Drew Feustel

Photo: Gagarin Cosmonaut Training Center

Andrew Jay Feustel is a NASA Astronaut with two flights on the U.S. Space Shuttle including the final servicing mission to the Hubble Space Telescope. A trained geophysicist, Feustel is set for a long-duration space flight to the International Space Station in 2018 as part of Expeditions 55 and 56, serving as Station commander for the second portion of his half-year stint.

Born August 25th, 1965 in Lancaster, Pennsylvania, Drew Feustel considers Lake Orion, Michigan his home town. He graduated from Lake Orion High School in 1983 and received an Associate’s Degree from Oakland Community College in 1985. Feustel then enrolled at Purdue University, earning a Bachelor’s in Solid Earth Sciences in 1989 and a Master’s in Geophysics in 1991. Relocating to Ontario, Canada, Feustel completed his doctoral thesis and earned a PhD in Geological Sciences in 1995.

While enrolled at Community College, Feustel worked as an auto mechanic restoring 1950 Jaguars and his summers during his BS and MS courses were spent working as a glazier. At Purdue, Feustel was a Residence Hall Counselor and worked as a Research and Teaching Assistant.

Completing his postgraduate studies, Feustel joined the Engineering Seismology Group, an geophysical products and services company based in Kingston, Ontario for three years before starting work for Exxon in Houston, Texas as an Exploration Geophysicist.

After spending five years working in industry, Feustel was selected as an Astronaut Candidate by NASA in July 2000 as part of the agency’s 18 Astronaut Group. He reported to the Johnson Space Center in August for two years of basic training and evaluation that included T-34 flight school in Florida, general spaceflight training and familiarization with aerospace technology.

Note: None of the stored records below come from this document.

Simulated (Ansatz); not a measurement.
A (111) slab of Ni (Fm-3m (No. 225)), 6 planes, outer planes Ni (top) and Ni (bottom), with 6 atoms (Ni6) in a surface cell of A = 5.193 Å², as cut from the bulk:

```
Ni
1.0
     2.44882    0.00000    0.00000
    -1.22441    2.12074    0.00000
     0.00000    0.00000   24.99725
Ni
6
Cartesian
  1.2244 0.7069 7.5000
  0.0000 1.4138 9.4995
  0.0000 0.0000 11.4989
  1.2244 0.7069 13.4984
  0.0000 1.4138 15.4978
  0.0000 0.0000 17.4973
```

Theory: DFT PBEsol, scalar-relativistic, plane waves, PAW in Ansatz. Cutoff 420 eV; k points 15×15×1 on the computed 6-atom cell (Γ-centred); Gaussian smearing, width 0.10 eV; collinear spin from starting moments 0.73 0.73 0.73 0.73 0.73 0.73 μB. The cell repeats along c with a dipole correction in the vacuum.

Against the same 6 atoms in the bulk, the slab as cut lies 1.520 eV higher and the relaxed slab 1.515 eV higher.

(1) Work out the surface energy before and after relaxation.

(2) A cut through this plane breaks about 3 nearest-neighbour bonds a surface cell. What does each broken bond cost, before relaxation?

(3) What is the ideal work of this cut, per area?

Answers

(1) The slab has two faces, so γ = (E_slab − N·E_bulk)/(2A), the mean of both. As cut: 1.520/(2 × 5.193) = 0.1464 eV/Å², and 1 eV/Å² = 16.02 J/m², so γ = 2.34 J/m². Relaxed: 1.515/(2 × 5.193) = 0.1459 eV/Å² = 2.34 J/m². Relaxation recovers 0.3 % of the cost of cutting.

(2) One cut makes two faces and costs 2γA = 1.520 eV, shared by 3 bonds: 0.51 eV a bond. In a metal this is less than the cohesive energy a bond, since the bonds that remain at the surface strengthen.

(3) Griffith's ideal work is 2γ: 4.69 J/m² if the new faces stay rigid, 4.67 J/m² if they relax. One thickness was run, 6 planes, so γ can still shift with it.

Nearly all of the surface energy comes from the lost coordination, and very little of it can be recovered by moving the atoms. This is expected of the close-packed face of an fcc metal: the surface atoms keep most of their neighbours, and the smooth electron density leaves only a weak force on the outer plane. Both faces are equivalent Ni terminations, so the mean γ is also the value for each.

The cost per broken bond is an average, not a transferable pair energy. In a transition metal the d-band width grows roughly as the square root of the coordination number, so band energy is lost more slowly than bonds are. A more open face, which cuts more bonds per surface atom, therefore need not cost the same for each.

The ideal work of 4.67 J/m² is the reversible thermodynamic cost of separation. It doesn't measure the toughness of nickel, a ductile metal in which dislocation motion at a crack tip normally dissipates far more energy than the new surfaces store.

Grunsfeld & Feustel working on Hubble – Photo: NASA

After completing Astronaut Training in 2002, Feustel entered the Astronaut Office’s Space Shuttle and Space Station Branches for various technical duties including Capcom shifts at Mission Control. He continued generic training to keep up his qualifications as Shuttle Mission Specialist with particular focus on Extravehicular Activity and Canadarm robotics training.

In July 2006, Drew Feustel served among the crew of the NEEMO 10 undersea expedition to the Aquarius underwater habitat off the coast of Florida for a space exploration simulation mission. NEEMO 10 had a duration of seven days and involved JAXA Astronaut Koichi Wakata as commander, Astronauts Drew Feustel and Karen Nyberg, and NOOA’s Karen Kohanowich.

In October 2006, Feustel was assigned a Mission Specialist position on the STS-125 mission – one of the most-complex and most high-profile Shuttle missions post-Columbia as the final servicing mission to the Hubble Space Telescope. Given the complexity involved in the mission, the seven crew members spent two and a half years in mission-specific training rehearsing the spacewalk scenarios.


Photo: NASA

Space Shuttle Atlantis lifted off on May 11, 2009 with a crew of seven including three with previous hands-on experience with Hubble in orbit. The Shuttle linked up with Hubble after a two-day rendezvous and so began a five-day effort of back-to-back spacewalks to add two new instruments to Hubble, installing a Fine Guidance Sensor and replacing gyroscopes, batteries and thermal insulation on the 19-year old space telescope. Drew Feustel completed EVAs 1, 3 and 5 together with Hubble veteran John Grunsfeld, installing Wide Field Camera 3, replacing a Command & Data Handling Unit, adding the Cosmic Origins Spectrograph, replacing faulty electronics cards and upgrading the telescope’s batteries, guidance sensors and thermal protection.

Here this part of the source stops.